Re: Printing backtrace of postgres processes - Mailing list pgsql-hackers

From Tom Lane
Subject Re: Printing backtrace of postgres processes
Date
Msg-id 3886673.1612337426@sss.pgh.pa.us
Whole thread Raw
In response to Re: Printing backtrace of postgres processes  (vignesh C <vignesh21@gmail.com>)
Responses Re: Printing backtrace of postgres processes  (vignesh C <vignesh21@gmail.com>)
Re: Printing backtrace of postgres processes  (Robert Haas <robertmhaas@gmail.com>)
List pgsql-hackers
vignesh C <vignesh21@gmail.com> writes:
> On Mon, Feb 1, 2021 at 11:04 AM Bharath Rupireddy
> <bharath.rupireddyforpostgres@gmail.com> wrote:
>> Are these superuser and permission checks enough from a security
>> standpoint that we don't expose some sensitive information to the
>> user?

> This will just print the backtrace of the current backend. Users
> cannot get password information from this.

Really?

A backtrace normally exposes the text of the current query, for
instance, which could contain very sensitive data (passwords in ALTER
USER, customer credit card numbers in ordinary data, etc etc).  We
don't allow the postmaster log to be seen by any but very privileged
users; it's not sane to think that this data is any less
security-critical than the postmaster log.

This point is entirely separate from the question of whether
triggering stack traces at inopportune moments could cause system
malfunctions, but that question is also not to be ignored.

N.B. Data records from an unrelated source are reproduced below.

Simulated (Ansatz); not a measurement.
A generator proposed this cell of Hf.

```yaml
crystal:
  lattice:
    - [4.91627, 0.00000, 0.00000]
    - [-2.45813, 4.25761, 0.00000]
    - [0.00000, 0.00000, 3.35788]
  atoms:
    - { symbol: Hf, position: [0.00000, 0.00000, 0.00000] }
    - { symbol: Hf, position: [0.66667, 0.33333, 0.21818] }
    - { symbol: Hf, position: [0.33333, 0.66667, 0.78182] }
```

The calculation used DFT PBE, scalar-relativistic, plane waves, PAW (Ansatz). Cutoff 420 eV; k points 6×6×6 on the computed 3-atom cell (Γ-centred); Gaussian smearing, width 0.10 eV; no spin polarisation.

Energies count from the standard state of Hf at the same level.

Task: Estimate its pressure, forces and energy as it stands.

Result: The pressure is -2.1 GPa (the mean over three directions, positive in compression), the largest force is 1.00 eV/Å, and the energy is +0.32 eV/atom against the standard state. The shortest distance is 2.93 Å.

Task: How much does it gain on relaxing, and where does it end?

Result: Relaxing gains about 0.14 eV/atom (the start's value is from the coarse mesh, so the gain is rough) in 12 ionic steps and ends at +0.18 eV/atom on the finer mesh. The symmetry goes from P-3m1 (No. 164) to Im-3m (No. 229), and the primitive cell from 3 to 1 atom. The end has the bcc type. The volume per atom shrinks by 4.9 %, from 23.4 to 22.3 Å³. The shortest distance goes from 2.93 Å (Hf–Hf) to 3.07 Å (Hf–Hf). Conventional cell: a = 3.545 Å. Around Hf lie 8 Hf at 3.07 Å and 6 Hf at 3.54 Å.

TBH, I'm leaning to the position that this should be superuser
only.  I do NOT agree with the idea that ordinary users should
be able to trigger it, even against backends theoretically
belonging to their own userid.  (Do I need to point out that
some levels of the call stack might be from security-definer
functions with more privilege than the session's nominal user?)